What is a talent that you think you possess that is underrated by everyone else?

**Tyler Cowen** (0:39)
Daniel, I think that's for you first.

**Daniel Gross** (0:43)
Well, pausing before answering a question is definitely a rare skill these days. But I think something that's been helpful for me that I've kind of realized I have, that I think many people have, I don't know if it's totally ubiquitous, is in the process of an interview, which you do in venture a lot, like hundreds and thousands of times a year, being able to sort of build a grid of the person who's talking to you, who they most kind of remind you of and the outcomes that those people have had is I think a pretty important skill. And I think it's a pretty important skill for anyone searching for talent, but certainly in the venture world, that's kind of what you're doing when you meet these early stage businesses, is you're kind of trying to build some type of search map in your head that's more intuitive than it is rational. It's sometimes a bit hard to explain why X might remind you of Y, but that's a skill I think a lot of people have. The benefit I've had is I got inculcated in this world at a very young age, and so I've had many, many hours of reps, just getting it in and mostly making mistakes, but occasionally getting it right.

**Tyler Cowen** (1:45)
I don't think I have the talent of hesitating before answering the question.
But I think one thing I'm good at is turning problems into combinatorials. And then within my head, very rapidly searching for all possible combinations of factors that might somehow fit together and spitting that out in well under a second. I'm not even sure that's an underrated talent, but I think it's a way to think about some of the talents I have. That if it's an area where I can turn it into that, I will typically do quite well. But if it's, say, trying to work the microwave at home, which I cannot turn into some kind of combinatorial, factorial analysis, then I'm like way below average at trying to work the microwave at home.

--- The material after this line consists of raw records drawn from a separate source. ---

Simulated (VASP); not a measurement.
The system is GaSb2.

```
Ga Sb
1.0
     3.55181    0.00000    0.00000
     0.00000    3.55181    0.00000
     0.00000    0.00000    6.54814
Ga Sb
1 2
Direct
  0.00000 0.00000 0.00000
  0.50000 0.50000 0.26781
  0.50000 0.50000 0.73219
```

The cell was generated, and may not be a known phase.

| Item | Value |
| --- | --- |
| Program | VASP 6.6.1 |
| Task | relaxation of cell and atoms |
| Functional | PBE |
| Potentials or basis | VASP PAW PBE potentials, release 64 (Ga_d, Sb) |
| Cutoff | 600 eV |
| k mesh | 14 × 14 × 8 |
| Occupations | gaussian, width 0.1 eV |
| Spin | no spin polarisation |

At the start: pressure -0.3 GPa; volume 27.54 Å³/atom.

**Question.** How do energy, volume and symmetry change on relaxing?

**Shruti Rajagopalan** (2:24)
That's true. So, Daniel, if you're looking for talent in investing or finance, how does that look different from the talent in the startup world?

**Daniel Gross** (2:34)
Yeah, what makes a good investor is very different from what makes a good founder.
And if you were to kind of make a scatterplot of it, some of the attributes are completely diametrically opposed. For example, I think very good investors are the kind of right degree of optimistic, but also realistic, whereas founders are too optimistic, which they should be. I mean, at the end of the day, startups are a very funny activity when you think about it from a probability standpoint. Most companies fail, almost all companies fail, and yet people seem to be seemingly doing this activity over and over. They're jumping off a cliff over and over again. You look over the cliff and everyone who jumped out of the cliff is just on the ground dead, but people keep on jumping off the cliff.
And so founders are kind of almost too optimistic. But I think when you're evaluating a business, especially at later and later stages, I think optimism can be your enemy. And often you see when a lot of founders later on in life, and I am such a person who started a business, sold it, and then became an investor, you actually have to be able to wear very different kind of psychometric hats. And one of them is this continuum of realism and optimism. And I'd probably say that's the starkest difference between kind of what makes a good startup investor and a good founder. There are probably many others. But that's kind of the main thing that you look for.

**Shruti Rajagopalan** (3:47)
Who's more likely to drink diet coke, the two groups?

**Daniel Gross** (3:51)
That's a good question. Yeah, I'd say both, I think, are pretty likely to be of the whatever diet coke signals.
Obviously, here in San Francisco, it's quadruple espresso, $25 coffee, and maybe the rest of America, it's a diet coke. But both are, I think, in the people that want more stimulants as opposed to depressants.